How we cite our quotes: (Chapter.Paragraph)
Quote #4
"[…] You here in Europe need professionals to run your affairs. If you don't realize that soon you're headed for disaster. A toast, gentlemen. Let me make a toast. To professionalism." (3.348)
The American senator Mr. Lewis scoffs at his European counterparts, who are still working from an older, more traditional model where gentlemen made treaties based on gentlemanly understandings. The modern world, he argues, requires "professional" diplomats, not gentleman amateurs.
Quote #5
"[…] What you describe as "amateurism," sir, is what I think most of us here still prefer to call "honour" […]. I believe I have a good idea of what you mean by "professionalism." It appears to mean getting one's way by cheating and manipulating. It appears to mean serving the dictates of greed and advantage rather than those of goodness and the desire to see justice prevail in the world." (3.352)

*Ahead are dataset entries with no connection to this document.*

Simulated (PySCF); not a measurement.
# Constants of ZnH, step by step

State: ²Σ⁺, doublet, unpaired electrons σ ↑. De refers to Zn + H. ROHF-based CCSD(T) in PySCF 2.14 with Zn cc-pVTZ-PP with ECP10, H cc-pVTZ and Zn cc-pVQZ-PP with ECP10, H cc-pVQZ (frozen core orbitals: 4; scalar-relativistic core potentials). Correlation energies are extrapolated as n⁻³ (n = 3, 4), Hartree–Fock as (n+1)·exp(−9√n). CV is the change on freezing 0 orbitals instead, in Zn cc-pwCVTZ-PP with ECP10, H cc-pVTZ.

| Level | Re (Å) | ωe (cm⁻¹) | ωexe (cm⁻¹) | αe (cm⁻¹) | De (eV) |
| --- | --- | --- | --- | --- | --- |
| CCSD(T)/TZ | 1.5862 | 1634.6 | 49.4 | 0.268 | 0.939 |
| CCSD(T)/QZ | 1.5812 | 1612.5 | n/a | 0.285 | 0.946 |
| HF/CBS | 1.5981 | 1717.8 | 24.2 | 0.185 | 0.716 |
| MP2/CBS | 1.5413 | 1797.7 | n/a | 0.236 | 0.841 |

Lord Darlington defends his so-called amateurism against the American senator's criticism by insisting on the moral superiority of values such as honor, goodness, and justice.
Quote #6
It would seem there is a whole dimension to the question "what is a "great" butler?" I have not hitherto not properly considered […]. It may well be true to say it is a prerequisite of greatness that one "be attached to a distinguished household"—so long as one takes "distinguished" here to have a meaning deeper than that understood by the Hayes Society. (4.1)
The Hayes Society was an exclusive club of self-described "great butlers." Their definition of "great" or "distinguished" was based on class: being born noble or aristocratic, or working for someone who was. Stevens proposes a different definition: being morally superior.